If humanity goes extinct due to an existential catastrophe, it is possible that aliens will eventually colonize Earth and the surrounding regions of space that Earth-originating life otherwise would have. If aliens' values are sufficiently aligned with human values, the relative harm of an existential catastrophe may be significantly lessened if it allows for the possibility of such alien colonization.

I think the probability of such alien colonization varies substantially based on the type of existential catastrophe. An existential catastrophe due to rogue AI would make it unlikely that such alien colonization would happen since it would probably be in the AI's interest to keep the resources in Earth and the surrounding regions for itself. I suspect that an existential catastrophe due to a biotechnology or nanotechnology disaster, however, would leave alien colonization relatively probable.

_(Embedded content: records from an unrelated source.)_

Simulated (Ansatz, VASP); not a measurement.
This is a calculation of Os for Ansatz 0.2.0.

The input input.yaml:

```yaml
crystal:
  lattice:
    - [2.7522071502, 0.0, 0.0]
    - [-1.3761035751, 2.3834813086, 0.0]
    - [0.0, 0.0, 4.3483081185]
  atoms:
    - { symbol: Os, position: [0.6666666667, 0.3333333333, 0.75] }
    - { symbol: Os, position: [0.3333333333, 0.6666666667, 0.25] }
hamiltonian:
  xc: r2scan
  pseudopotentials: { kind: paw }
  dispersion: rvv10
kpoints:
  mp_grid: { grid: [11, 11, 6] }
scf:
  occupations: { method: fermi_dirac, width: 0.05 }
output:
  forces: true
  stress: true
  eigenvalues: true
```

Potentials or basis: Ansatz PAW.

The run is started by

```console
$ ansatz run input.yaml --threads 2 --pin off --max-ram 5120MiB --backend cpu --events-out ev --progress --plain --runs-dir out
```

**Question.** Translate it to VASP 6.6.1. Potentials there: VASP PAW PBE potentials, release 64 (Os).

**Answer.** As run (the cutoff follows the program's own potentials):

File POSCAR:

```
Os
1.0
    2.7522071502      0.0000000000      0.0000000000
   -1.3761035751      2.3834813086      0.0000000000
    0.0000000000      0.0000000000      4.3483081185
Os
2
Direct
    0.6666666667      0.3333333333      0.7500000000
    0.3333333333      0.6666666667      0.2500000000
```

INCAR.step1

I think there's a decent chance that alien values would be at least somewhat aligned with humans'. Human values, for example fun and learning, exist since they were evolutionarily beneficial. This weakly suggests that aliens would also have them due to similar evolutionary advantages.

My above reasoning suggests that we should devote more effort into averting existential risks that make such colonization less likely, for example risks from rogue AI, than from other risks.

Is my reasoning correct? Has what I'm saying already been though of? If not, would be be worthwhile to inform people working on existential risk strategy, e.g. Nick Bostrom, about this?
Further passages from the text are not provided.